Feature: Configuring search modes for RAG - Address review

Signed-off-by: Varsha Prasad Narsing <varshaprasad96@gmail.com>
2025-12-27 15:28:05 +00:00 · 2025-05-21 10:57:37 -07:00 · 2025-05-21 10:57:37 -07:00 · 6a2a0836c5
commit 6a2a0836c5
parent 2060fdba7f
11 changed files with 11 additions and 13 deletions
--- a/docs/_static/llama-stack-spec.html
+++ b/docs/_static/llama-stack-spec.html
@ -11611,7 +11611,7 @@
                    },
                    "mode": {
                        "type": "string",
-                        "description": "Search mode for retrieval—either \"vector\" or \"keyword\"."
+                        "description": "Search mode for retrieval—either \"vector\" or \"keyword\". Default \"vector\"."
                    }
                },
                "additionalProperties": false,
--- a/docs/_static/llama-stack-spec.yaml
+++ b/docs/_static/llama-stack-spec.yaml
@ -8089,7 +8089,7 @@ components:
        mode:
          type: string
          description: >-
-            Search mode for retrieval—either "vector" or "keyword".
+            Search mode for retrieval—either "vector" or "keyword". Default "vector".
      additionalProperties: false
      required:
        - query_generator_config
--- a/llama_stack/apis/tools/rag_tool.py
+++ b/llama_stack/apis/tools/rag_tool.py
@ -76,7 +76,7 @@ class RAGQueryConfig(BaseModel):
    :param chunk_template: Template for formatting each retrieved chunk in the context.
        Available placeholders: {index} (1-based chunk ordinal), {chunk.content} (chunk content string), {metadata} (chunk metadata dict).
        Default: "Result {index}\\nContent: {chunk.content}\\nMetadata: {metadata}\\n"
-    :param mode: Search mode for retrieval—either "vector" or "keyword".
+    :param mode: Search mode for retrieval—either "vector" or "keyword". Default "vector".
    """

    # This config defines how a query is generated using the messages
--- a/llama_stack/providers/inline/vector_io/faiss/faiss.py
+++ b/llama_stack/providers/inline/vector_io/faiss/faiss.py
@ -118,7 +118,7 @@ class FaissIndex(EmbeddingIndex):

    async def query_keyword(
        self,
-        query_string: str | None,
+        query_string: str,
        k: int,
        score_threshold: float,
    ) -> QueryChunksResponse:
--- a/llama_stack/providers/inline/vector_io/sqlite_vec/sqlite_vec.py
+++ b/llama_stack/providers/inline/vector_io/sqlite_vec/sqlite_vec.py
@ -203,8 +203,6 @@ class SQLiteVecIndex(EmbeddingIndex):
        """
        Performs vector-based search using a virtual table for vector similarity.
        """
-        if embedding is None:
-            raise ValueError("embedding is required for vector search.")

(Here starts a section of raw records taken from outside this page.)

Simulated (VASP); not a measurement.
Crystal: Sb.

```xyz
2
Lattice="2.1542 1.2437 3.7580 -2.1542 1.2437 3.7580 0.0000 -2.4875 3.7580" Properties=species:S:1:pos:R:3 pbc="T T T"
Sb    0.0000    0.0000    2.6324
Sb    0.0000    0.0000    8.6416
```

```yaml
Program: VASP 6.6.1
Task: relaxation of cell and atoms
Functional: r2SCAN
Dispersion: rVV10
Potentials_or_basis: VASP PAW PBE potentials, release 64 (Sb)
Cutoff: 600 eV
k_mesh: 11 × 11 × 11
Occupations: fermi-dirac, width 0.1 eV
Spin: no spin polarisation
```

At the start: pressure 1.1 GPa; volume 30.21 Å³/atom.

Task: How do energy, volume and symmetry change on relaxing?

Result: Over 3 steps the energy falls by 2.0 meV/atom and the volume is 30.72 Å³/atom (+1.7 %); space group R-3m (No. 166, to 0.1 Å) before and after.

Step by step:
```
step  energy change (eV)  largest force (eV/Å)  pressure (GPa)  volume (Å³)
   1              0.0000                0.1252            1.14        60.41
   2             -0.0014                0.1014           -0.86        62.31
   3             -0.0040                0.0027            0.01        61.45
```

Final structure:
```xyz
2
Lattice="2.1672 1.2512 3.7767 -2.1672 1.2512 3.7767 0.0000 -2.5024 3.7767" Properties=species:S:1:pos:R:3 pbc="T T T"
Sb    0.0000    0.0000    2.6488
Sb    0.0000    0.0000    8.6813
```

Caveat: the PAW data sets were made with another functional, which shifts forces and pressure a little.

        def _execute_query():
            connection = _create_sqlite_connection(self.db_path)
@ -243,7 +241,7 @@ class SQLiteVecIndex(EmbeddingIndex):

    async def query_keyword(
        self,
-        query_string: str | None,
+        query_string: str,
        k: int,
        score_threshold: float,
    ) -> QueryChunksResponse:
--- a/llama_stack/providers/remote/vector_io/chroma/chroma.py
+++ b/llama_stack/providers/remote/vector_io/chroma/chroma.py
@ -86,7 +86,7 @@ class ChromaIndex(EmbeddingIndex):

    async def query_keyword(
        self,
-        query_string: str | None,
+        query_string: str,
        k: int,
        score_threshold: float,
    ) -> QueryChunksResponse:
--- a/llama_stack/providers/remote/vector_io/milvus/milvus.py
+++ b/llama_stack/providers/remote/vector_io/milvus/milvus.py
@ -88,7 +88,7 @@ class MilvusIndex(EmbeddingIndex):

    async def query_keyword(
        self,
-        query_string: str | None,
+        query_string: str,
        k: int,
        score_threshold: float,
    ) -> QueryChunksResponse:
--- a/llama_stack/providers/remote/vector_io/pgvector/pgvector.py
+++ b/llama_stack/providers/remote/vector_io/pgvector/pgvector.py
@ -122,7 +122,7 @@ class PGVectorIndex(EmbeddingIndex):

    async def query_keyword(
        self,
-        query_string: str | None,
+        query_string: str,
        k: int,
        score_threshold: float,
    ) -> QueryChunksResponse:
--- a/llama_stack/providers/remote/vector_io/qdrant/qdrant.py
+++ b/llama_stack/providers/remote/vector_io/qdrant/qdrant.py
@ -97,7 +97,7 @@ class QdrantIndex(EmbeddingIndex):

    async def query_keyword(
        self,
-        query_string: str | None,
+        query_string: str,
        k: int,
        score_threshold: float,
    ) -> QueryChunksResponse:
--- a/llama_stack/providers/remote/vector_io/weaviate/weaviate.py
+++ b/llama_stack/providers/remote/vector_io/weaviate/weaviate.py
@ -86,7 +86,7 @@ class WeaviateIndex(EmbeddingIndex):

    async def query_keyword(
        self,
-        query_string: str | None,
+        query_string: str,
        k: int,
        score_threshold: float,
    ) -> QueryChunksResponse:
--- a/llama_stack/providers/utils/memory/vector_store.py
+++ b/llama_stack/providers/utils/memory/vector_store.py
@ -181,7 +181,7 @@ class EmbeddingIndex(ABC):
        raise NotImplementedError()

    @abstractmethod
-    async def query_keyword(self, query_string: str | None, k: int, score_threshold: float) -> QueryChunksResponse:
+    async def query_keyword(self, query_string: str, k: int, score_threshold: float) -> QueryChunksResponse:
        raise NotImplementedError()

    @abstractmethod